ANOVA and Simple Linear Regression in SAS¶

In this lecture, we will discuss ANOVA and simple linear regression. ANOVA (Analysis of Variance) uses sums of squares to test for differences in location between multiple groups (case CQ). This generalizes the two sample t-test to multiple groups. Then, we will examine the basics of simple linear regression including scatterplots, correlation, and fitting a regression line. Next week, we will continue regression by considering models with more that one predictor.

ANOVA¶

The two-sample t-test can be used to compare means between two groups. If we have multiple groups, then we could use the two sample t-test to make all pairwise comparisons to see if any of the means differ, but this would greatly inflate the type I error rate.

The probability of making at least one false positive conclusion for p independent test at $\alpha=0.05$ (Type I error rate for ANOVA) is $1-(0.95)^p$
For $p=3$ groups, this would be 0.14
Fro $p=10$ groups, this would be 0.40.

The ANOVA F test for equality of means controls for this type I error rate. ANOVA has the following assumptions:

Indpendence observations
Normal populations
Contant variance

ANOVA is robust to minor deviations from these assumptions.

One-way ANOVA¶

The treatment effects model, models the jth observation in the ith group by $$y_{ij}=\mu+\alpha_i+\varepsilon_{ij}$$

$\mu$ is the overall mean
$\alpha_i$ is the group i treatment effect
Mean response for group i is $\mu+\alpha_i$
$\varepsilon_{ij}$ is a random error term (generally assumed to be iid N(0,$\sigma^2$))

The ANOVA F test is for the hypotheses

$$H_0:\alpha_1=\alpha_2=\cdots=\alpha_p=0\;vs\;H_1:\;\alpha_i's\text{ not all equal}$$

Note that rejecting $H_0$ only tells you that at least one group mean is differnt but not which groups are different. The test compares sum of squares treatment (or model as listed in SAS) (variability between groups) with the sum of squares error (variability within groups.

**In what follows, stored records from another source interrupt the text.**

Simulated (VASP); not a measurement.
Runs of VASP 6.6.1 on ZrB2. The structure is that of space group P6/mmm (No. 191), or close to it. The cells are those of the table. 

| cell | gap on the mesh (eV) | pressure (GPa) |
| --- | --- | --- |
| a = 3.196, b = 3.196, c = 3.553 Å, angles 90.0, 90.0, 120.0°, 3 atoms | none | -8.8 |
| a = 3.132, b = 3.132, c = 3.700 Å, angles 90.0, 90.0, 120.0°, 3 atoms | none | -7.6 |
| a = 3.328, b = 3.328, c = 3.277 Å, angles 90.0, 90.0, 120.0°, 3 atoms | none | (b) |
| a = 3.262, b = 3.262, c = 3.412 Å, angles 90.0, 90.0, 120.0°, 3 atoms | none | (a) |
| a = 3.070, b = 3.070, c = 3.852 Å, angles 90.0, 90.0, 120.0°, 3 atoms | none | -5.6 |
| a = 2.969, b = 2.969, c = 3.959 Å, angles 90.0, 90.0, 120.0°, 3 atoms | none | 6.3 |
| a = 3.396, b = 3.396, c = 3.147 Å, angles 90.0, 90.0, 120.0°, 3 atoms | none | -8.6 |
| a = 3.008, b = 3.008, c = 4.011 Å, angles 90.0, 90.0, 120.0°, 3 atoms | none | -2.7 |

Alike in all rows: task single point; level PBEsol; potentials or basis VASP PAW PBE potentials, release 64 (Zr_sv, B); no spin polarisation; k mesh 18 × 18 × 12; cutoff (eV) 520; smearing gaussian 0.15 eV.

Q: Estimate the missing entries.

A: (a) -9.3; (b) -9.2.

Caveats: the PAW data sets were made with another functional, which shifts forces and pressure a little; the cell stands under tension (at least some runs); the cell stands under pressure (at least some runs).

$$ SST=\sum_{i=1}^p\sum_{j=1}^{n_i}(\bar{y}_{i\cdot}-\bar{y}_{\cdot\cdot})^2=\sum_{i=1}^p n_i(\bar{y}_{i\cdot}-\bar{y}_{\cdot\cdot})^2, \;\;df=p-1$$$$ SSE=\sum_{i=1}^p\sum_{j=1}^{n_i}(\bar{y}_{ij}-\bar{y}_{i\cdot})^2,\;\;df=N-p $$$$ F=\dfrac{SST/p-1}{SSE/N-p} $$

Example: Is there an association between depression and worktype?

Worktype: Administration, Labor, or Technology
Depression: measures as a depression score
Another way of looking at this question is: Do the observed depression scores come from the same population distribution? Do depression levels differ by work type?

data dep;
*Create ID variable, used here to input ordered data;
  do id=1 to 39;   
  if id<=8 then type="Admin";
   else if id<=21 then type="Labor";
   else type="Tech";
  input dep @;
  output;
  end;
datalines;
75 73 68 109 92 82 33 135

69 161 91 80 198 194 94 
126 184 141 108 175 126

35 86 202 213 82 156 170 188 37 
294 92 232 238 112 87 73 168 218
;
run; 

proc sgplot data=dep;    
  vbox dep /category=type ;
run;

SAS Connection established. Subprocess id is 9156

In order to fit the model and get the output for the F test, we can use either PROC ANOVA (balanced data) or PROC GLM.

proc ANOVA data=dep;
  class type;
  model dep=type;
run

proc GLM data=dep;
 class type;
 model dep=type;
 lsmeans type;
run;

From the output, we can see that SST = 24158.4113, SSE = 128505.8964 and the F statistic is 3.38 with a p-value of 0.045.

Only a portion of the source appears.